From \(\lim_{n\rightarrow \infty} a_n=b\), \(\exists N >0\) such that \(\forall n>N\), \(|a_n-b|<\delta\).

\(\therefore \exists N>0\) such that \(\forall n>N\), \(|f(a_n)-L|<\epsilon\).

\(\therefore \lim_{n\rightarrow \infty}f(a_n)=L\).

Pro. 2.10 Archimedean Principle

\(\forall x, y>0, \exists n\in\mathbb {N} \text{ such that } nx>y.\)

Proof Pro. 2.10

Assume on the contraty that \(nx\leq y\) for all \(n\in\mathbb N\), then the set

\[S:=\lbrace nx:n\in\mathbb N\rbrace \]

would be bounded from above by \(y\). The Completeness Axiom shows \(S\) has the least upper bound, denote by \(\sup S\in\mathbb R\). Since it is the least upper bound, \(\sup S -x\) is not an upper bound for \(S\), so there exists \(mx\in S\) (where \(m\in\mathbb N\)) such that \(\sup S-x<mx\). However, it implies \(\sup S<(m+1)x\). Since \((m+1)x\in S\), it contradicts to the fact that \(\sup S\) is an upper bound for \(S\).
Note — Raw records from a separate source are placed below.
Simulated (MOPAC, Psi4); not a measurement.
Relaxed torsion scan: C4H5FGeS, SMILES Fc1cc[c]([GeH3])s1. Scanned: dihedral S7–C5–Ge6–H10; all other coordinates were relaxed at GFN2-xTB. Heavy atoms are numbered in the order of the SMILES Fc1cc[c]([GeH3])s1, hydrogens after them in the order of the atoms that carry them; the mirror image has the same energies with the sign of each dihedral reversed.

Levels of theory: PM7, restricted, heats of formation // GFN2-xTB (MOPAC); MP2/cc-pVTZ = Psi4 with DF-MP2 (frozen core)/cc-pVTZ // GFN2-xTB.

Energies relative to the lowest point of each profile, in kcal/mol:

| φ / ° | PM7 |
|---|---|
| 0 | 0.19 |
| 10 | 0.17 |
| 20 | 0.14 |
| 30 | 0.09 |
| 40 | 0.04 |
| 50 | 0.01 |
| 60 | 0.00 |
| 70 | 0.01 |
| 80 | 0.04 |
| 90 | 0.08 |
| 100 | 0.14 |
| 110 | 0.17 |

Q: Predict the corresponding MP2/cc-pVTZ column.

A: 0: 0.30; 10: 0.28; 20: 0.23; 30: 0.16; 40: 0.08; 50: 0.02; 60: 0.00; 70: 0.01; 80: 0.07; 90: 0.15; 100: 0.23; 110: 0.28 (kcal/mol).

Pro. 2.11 Density of rational numbers

For any \(a, b\in \mathbb R\) such that \(a<b\), there exists \(r\in \mathbb Q\) such that \(a<r<b\)

Proof Pro. 2.11

Consider \(b-a>0\), the Archimedean Principle asserts that there exists \(n\in \mathbb N\) such that \(n(b-a)>1\), or in other words, the open interval \((na, nb)\) has length \(>1\). Then \((na, nb)\) mush contain an integer \(m\in \mathbb Z\). It can be proved using the Well-Ordering Axiom of natural numbers. Then we have

\[na<m<nb\Rightarrow a<\frac{m}{n}<b \]

As \(\frac{m}{n}\in Q\), we finish the proof.

Coro. 2.12

For any \(x\in \mathbb R\), there exists a sequence \(\lbrace r_n\rbrace\) of rational numbers such that \(\lim_{n\rightarrow \infty}r_n=x\).

Proof Coro. 2.12

For each \(n\in \mathbb N\), we consider the open interval \((x-\frac{1}{n}, x+\frac{1}{n})\). Density of rational numbers show \(\exists r_n\in(x-\frac{1}{n}, x+\frac{1}{n})\). In other words, we have

\[x-\frac{1}{n}<r_n<x+\frac{1}{n}\text{ } \forall n\in \mathbb N \]

Since \(x-\frac{1}{n}\rightarrow x\) and \(x+\frac{1}{n}\rightarrow x\) as \(n\rightarrow \infty\), the squeeze theorem shows \(r_n\rightarrow x\) too.

Theo. 2.13 Intermediate value theorem

Suppose \(f\) is continuous on \([a, b]\), and \(f(a)<f(b)\). Suppose \(L\in \mathbb R\) such that \(f(a)<L<f(b)\), then \(\exists c\in(a, b)\) such that \(f(c)=L\).

Coro. 2.14

Suppose \(f\) is continuous on \([a, b]\), and \(f(a)f(b)<0\) (i.e. \(f(a)\) and \(f(b)\) have different sign), then \(f\) has a root in \((a, b)\).

Pro. 2.15

Let \(f:[a, b]\rightarrow \mathbb R\) be a continuous injective function on \([a, b]\), then \(f\) is either strictly increasing or strictly decreasing on \([a, b]\).

Lemma 2.16

Suppose \(f:[a, b]\rightarrow \mathbb R\) be a continuous injective function on \([a, b]\), and given \(x_1, x_2, x_3\in[a, b]\) with \(x_1<x_2<x_3\). Then, we have either \(f(x_1)<f(x_2)<f(x_3)\) or \(f(x_1)>f(x_2)>f(x_3)\)

Pro. 2.17

Let \(f:[a, b]\rightarrow \mathbb R\) be a continuous injective function on \([a, b]\), then \(f^{-1}:f([a, b])\rightarrow [a, b]\) is continuous.